That means it is important to add tests that expose fatal dependencies and highlight the cost of critical failures of key components. The best place for this is in the interoperability or capacity test phase, where links to other APIs and services are exercised. As we mentioned in the the previous section, a direct way to reduce vulnerability is to add testing expertise to your design and development teams so these kinds of problems can be addressed before a component or API workflow ends up in production.
In larger systems, even small bugs can have wide-ranging effects. Be sure to test for, and code around, cases where key components go missing or change in ways that make them unusable for others in the ecosystem.
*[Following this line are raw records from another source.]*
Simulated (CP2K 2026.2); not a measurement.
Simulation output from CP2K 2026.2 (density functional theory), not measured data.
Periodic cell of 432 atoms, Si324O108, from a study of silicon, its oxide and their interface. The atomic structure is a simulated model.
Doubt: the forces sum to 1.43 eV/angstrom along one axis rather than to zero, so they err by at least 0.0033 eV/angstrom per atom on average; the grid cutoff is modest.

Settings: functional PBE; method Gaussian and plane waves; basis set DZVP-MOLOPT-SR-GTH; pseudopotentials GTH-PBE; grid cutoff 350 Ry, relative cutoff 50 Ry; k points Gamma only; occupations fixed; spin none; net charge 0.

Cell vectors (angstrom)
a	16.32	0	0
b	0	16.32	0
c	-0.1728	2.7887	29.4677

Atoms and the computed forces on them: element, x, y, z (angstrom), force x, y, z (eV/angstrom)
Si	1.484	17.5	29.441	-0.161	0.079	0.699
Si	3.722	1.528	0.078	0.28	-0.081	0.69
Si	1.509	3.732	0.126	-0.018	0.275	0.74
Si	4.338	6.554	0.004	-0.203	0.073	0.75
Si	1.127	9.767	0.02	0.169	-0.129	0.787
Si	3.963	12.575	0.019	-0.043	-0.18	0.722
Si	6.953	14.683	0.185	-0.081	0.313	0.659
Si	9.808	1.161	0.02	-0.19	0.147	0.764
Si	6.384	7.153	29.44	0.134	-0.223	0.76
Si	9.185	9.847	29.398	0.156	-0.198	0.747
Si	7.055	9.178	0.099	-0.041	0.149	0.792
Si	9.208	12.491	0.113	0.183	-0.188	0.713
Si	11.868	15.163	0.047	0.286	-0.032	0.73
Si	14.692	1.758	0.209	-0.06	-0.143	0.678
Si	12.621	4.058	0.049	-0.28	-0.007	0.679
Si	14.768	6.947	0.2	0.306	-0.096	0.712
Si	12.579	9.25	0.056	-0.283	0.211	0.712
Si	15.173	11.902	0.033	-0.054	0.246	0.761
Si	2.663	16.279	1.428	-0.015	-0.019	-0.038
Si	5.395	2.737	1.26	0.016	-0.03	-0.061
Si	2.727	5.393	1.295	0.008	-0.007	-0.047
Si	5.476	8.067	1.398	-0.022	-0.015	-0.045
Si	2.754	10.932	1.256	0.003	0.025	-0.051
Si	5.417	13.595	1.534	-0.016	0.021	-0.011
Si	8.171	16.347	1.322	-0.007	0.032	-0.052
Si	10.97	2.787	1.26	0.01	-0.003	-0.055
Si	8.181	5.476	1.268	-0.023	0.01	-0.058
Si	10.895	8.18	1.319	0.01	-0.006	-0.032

Deployment One of the major pillars of any API program is deployment. No matter what design or build process you use, it is not a “real thing” until the API or component has been published (see “Stage 2: Publish”), and deployment is how you get something published. At the start of your API program you can focus on a clean, simple pipeline for releasing your APIs into production. Many organizations even use manual release processes (e.g., point-and-click in release tools, human-driven selection and execution of scripts, etc.) at the start of their API program. However, as your API landscape begins to grow, manual releases are difficult to scale and introduce a new level of needless volatility into your ecosystem.
The most common tactic for scaling deployment is to automate as much of it as possible. This is the one of the key lessons of the DevOps and continuous delivery movement. Jez Humble, coauthor of the book Continuous Delivery (Addison-Wesley), has been quoted as saying, “[The] goal is to make deployments—whether of a large-scale distributed system, a complex production environment, an embedded system, or an app—predictable, routine affairs that can be performed on demand.”
There are a number of advantages to automating deployment; especially when it comes to scaling deployment for your API landscape. We’ll focus on four of the landscape aspects here: variety, velocity, versioning, and volatility.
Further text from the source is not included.